Disk heads "fly" above the surface of the disk on a cushion of gas that's pulled under the head by the spinning disk. If there isn't enough gas pressure inside the disk enclosure, this method of locating the heads won't work. Wikipedia actually says:

If the air density is too low, then there is not enough lift for the flying head, so the head gets too close to the disk, and there is a risk of head crashes and data loss. Specially manufactured sealed and pressurized disks are needed for reliable high-altitude operation, above about 3,000 m (9,800 ft).

http://en.wikipedia.org/wiki/Hard_disk_drive#Integrity_and_f...

Atmospheric pressure on the top and bottom faces of a 3.5" drive case (~22 square inches) is in the neighborhood of 300 pounds each, and there's still more on the front, back, and sides. A square box of thin aluminum is probably not a great starting point for building a pressure vessel. If the box is filled with a gas at close to atmospheric pressure, you don't have to worry about it.

Helium's specific heat is five times that of air, so it probably offers better heat conduction than air at 1/7th atmospheric pressure would.




I'm sold, but I have an additional question though. Can you please explain why hard-drives follow a flying head approach? Why don't they just perpendicularly fix the reader above the disk, rotate the disk and then use a linear actuator to move the reader back and forth - exactly like optical drives?

I'm guessing that the status quo exists and that my suggestion is inherently flawed because of the precision required to maintain the head at 10 nm above the surface and as such letting fluid dynamics wrestle with gravity might do the trick for you (given that you can make the spindles in a precise manner that the forces cancel out in a way that ensures that the head is exactly at the desired distance above the drive)

That leads to another thought, would the following conjecture be in the realm of possibility? Imagine that you have coated the disk with mystery thing X - which is an etched semiconductor that does something very magical. When an incident beam of light strikes a point on the coating, it releases electrons, which are then controlled through magical mechanism Y etched on X to create a magnetic field that flips the bit. If you do this then you can remove all of this stuff and it might lead to some gains.


I think you should be careful about taking the notion of 'flying' the head too literally. Think of the air as a 'spring' which is holding the head at a precise distance above the platter, the head is pushing "down" and the spring is pushing "up", so if the head is too far away its down force is stronger and it moves closer, if the head is too close the air's "up" force is stronger so it moves away. This is simply a very precise way of placing the head over the platter, which is necessary because the shape of the magnetic field is a sphere and the 'circle' of its intersection with the platter is determined by the distance from the platter by the head.

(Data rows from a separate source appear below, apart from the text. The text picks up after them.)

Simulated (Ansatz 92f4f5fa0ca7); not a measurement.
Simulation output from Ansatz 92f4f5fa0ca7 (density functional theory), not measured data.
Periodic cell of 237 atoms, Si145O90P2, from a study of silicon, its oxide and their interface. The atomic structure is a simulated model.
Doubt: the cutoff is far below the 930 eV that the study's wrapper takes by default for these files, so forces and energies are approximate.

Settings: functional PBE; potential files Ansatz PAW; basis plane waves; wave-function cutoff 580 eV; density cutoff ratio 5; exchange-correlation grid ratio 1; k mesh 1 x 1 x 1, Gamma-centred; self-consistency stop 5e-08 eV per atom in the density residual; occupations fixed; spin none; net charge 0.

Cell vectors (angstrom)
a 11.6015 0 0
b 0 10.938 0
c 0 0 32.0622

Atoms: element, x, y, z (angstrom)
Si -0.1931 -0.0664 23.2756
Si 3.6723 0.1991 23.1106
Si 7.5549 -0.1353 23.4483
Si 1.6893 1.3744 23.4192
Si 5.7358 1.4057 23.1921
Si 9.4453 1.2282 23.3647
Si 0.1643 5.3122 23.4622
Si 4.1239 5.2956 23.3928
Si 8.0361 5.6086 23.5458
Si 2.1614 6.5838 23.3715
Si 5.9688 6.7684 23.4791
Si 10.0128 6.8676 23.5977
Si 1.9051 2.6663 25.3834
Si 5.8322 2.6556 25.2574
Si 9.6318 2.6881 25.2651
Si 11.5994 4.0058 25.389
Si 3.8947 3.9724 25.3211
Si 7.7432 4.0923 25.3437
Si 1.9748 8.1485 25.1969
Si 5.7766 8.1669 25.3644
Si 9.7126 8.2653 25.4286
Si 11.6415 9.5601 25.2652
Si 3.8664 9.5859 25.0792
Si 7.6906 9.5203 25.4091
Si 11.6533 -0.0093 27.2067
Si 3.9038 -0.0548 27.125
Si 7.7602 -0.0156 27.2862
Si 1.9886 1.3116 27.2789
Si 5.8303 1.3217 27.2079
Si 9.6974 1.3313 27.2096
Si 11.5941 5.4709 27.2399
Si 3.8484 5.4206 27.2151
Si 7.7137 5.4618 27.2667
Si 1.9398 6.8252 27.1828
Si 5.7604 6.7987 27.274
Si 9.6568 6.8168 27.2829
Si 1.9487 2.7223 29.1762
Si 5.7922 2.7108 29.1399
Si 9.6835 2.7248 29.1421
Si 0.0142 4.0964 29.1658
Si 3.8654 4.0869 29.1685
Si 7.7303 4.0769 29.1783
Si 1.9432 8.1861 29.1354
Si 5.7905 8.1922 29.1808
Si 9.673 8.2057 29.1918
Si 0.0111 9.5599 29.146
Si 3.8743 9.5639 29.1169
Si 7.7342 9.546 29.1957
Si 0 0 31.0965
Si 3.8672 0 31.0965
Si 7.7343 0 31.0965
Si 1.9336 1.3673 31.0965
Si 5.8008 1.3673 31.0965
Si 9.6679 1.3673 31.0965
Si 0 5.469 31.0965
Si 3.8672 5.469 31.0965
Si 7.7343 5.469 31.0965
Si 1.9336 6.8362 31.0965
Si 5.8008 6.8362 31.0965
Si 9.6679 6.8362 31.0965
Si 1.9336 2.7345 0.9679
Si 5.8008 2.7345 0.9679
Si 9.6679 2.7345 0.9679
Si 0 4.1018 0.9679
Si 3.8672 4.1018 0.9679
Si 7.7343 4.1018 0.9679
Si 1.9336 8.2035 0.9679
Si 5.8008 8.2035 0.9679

In terms of the mystery thing 'x', most of what you might think of as candidate materials have been tried. The challenge is to reliably (well at least reasonably so) flip the state of a bit on the substrate in about a microsecond. And do that as cheaply as possible.

It is exceptionally challenging engineering.


Your description is a much more precise way of looking at it. I was trying to reach for the same concept when I talked about fluid dynamics and the forces acting on the head cancelling out so that it rests at exactly the right distance, but I lacked the clarity to state it so neatly. Thanks!

>>> It is exceptionally challenging engineering. <<<

It's also very beautiful... When you look at something like that it's a bit like looking at a work of art - I don't know how to explain it but it is awe inspiring. I wonder how people end up working on such things... How do you get to the point where you can raise your sleeves and create a system as beautiful as this?


I don't think any one person can create a piece of engineering as complex as a modern day hard drive. There are just too many disciplines involved: Physical, electrical and embedded software engineering, applied physics, information theory for encoding the data and recovering from errors. But certainly a single person or group in those fields can be responsible for specific breakthroughs.


Re: the last part about etched semiconductors:

Keep in mind that the size of a magnetic grain (which stores 1 bit, roughly) is about 8nm. Compare that to the current cutting edge lithography scale of 14nm, which is the size of the semiconductor 'wires'.

Thus, a bit is smaller than the size even of the wires in any semiconductor circuit we can build, which means a system as you describe would have much lower storage density.


"Can you please explain why hard-drives follow a flying head approach? Why don't they just perpendicularly fix the reader above the disk, rotate the disk and then use a linear actuator to move the reader back and forth - exactly like optical drives?"

The head is only "flying" relative to the platter. A hard drive works pretty much like you describe -- a short stack of fast-spinning platters and a read/write head on a swing arm that pivots back and forth over the platters.

A pic: http://msuweb.montclair.edu/~maciakl/blog/img/hd.jpg

They are child's play to take apart (http://turmon.org/Images/celeste-disk.jpg)


Can you please explain why hard-drives follow a flying head approach? Why don't they just perpendicularly fix the reader above the disk, rotate the disk and then use a linear actuator to move the reader back and forth - exactly like optical drives?

The read/write arm needs speed and extremely fine-tuned movement that can't be had from a mechanical actuator. See: https://www.youtube.com/watch?v=Wiy_eHdj8kg


Shot in the dark, but might there be advantages simply because there are more molecules flying around than with air? 10nm ground effect flying probably isn't trivial.